For example, a team leader within a company can query the Altana Atlas about what suppliers and products associated with the most revenue are at risk from a disruption caused by a natural disaster, analyze the company’s exposure, and potentially diversify their supply base to prevent production disruptions.    

“AI is only as powerful as the data it was trained on,” Smith said. “Over the last five years what we’ve built is the world’s largest body of organized supply chain information, and now we’re really harvesting that and leveraging that for these new applications of artificial intelligence where you can cover a lot of ground through a natural language interface, you don’t have to build all the software to answer every possible question or workflow that might come out of that.”

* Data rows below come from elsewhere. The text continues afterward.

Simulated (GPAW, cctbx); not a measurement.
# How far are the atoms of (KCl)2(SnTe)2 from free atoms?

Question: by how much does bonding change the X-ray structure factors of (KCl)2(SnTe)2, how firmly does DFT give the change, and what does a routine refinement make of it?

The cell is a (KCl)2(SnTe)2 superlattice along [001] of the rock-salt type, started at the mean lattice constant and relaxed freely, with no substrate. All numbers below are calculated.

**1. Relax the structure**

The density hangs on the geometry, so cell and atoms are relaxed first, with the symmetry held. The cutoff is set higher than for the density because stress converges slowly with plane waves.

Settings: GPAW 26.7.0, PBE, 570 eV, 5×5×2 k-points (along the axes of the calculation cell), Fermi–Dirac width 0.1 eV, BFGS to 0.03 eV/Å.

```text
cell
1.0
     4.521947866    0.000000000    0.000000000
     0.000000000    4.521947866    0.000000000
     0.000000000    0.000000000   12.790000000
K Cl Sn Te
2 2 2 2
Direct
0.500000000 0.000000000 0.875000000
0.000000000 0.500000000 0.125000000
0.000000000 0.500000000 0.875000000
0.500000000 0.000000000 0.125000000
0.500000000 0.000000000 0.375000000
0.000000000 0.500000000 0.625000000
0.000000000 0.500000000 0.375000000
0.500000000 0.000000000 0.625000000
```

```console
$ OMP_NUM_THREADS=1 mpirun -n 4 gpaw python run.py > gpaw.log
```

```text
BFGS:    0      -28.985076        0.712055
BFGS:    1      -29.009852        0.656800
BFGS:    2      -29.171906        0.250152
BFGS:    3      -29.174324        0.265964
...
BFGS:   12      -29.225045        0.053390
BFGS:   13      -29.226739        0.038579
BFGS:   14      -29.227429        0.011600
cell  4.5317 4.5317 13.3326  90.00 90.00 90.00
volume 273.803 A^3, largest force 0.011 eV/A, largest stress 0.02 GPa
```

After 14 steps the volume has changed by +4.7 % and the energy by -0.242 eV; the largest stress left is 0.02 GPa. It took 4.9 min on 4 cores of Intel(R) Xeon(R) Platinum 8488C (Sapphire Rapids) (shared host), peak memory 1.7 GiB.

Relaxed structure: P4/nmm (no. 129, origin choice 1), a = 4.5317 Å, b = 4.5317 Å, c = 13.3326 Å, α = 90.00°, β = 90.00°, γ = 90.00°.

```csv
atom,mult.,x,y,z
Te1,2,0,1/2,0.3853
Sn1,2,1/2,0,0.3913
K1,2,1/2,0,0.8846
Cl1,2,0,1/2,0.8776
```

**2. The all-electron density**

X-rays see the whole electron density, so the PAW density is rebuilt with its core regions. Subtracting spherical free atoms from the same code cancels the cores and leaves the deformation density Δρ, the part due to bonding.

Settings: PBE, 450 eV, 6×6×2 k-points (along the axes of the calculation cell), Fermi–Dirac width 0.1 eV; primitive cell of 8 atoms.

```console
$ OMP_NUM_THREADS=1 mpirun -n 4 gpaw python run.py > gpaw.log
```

Smith explained that the company uses a combination of data provided by users as well as publicly available data to build the Atlas. “We’re building a more and more complete, dynamic map of all this bottoms-up supply chain activity across the world’s physical economy, and every user that joins the platform makes that picture more and more rich for everybody else,” he added.

“The whole architecture and business model that we built Altana around was this federated learning concept where it’s like we can’t share all the underlying data, we can’t put it all in one place because of GDPR and data sovereignty and intellectual property concerns,” Smith said. “But we can bring the platform and the map down into the data, and we can do these operations here, and from that we can kind of glean this derived picture of where the supply chain’s moving and where the product flows are going and what intelligence layer is on top of that.”

The next-generation version of the Altana Atlas is in a phased rollout this month that will continue into the first quarter of 2024.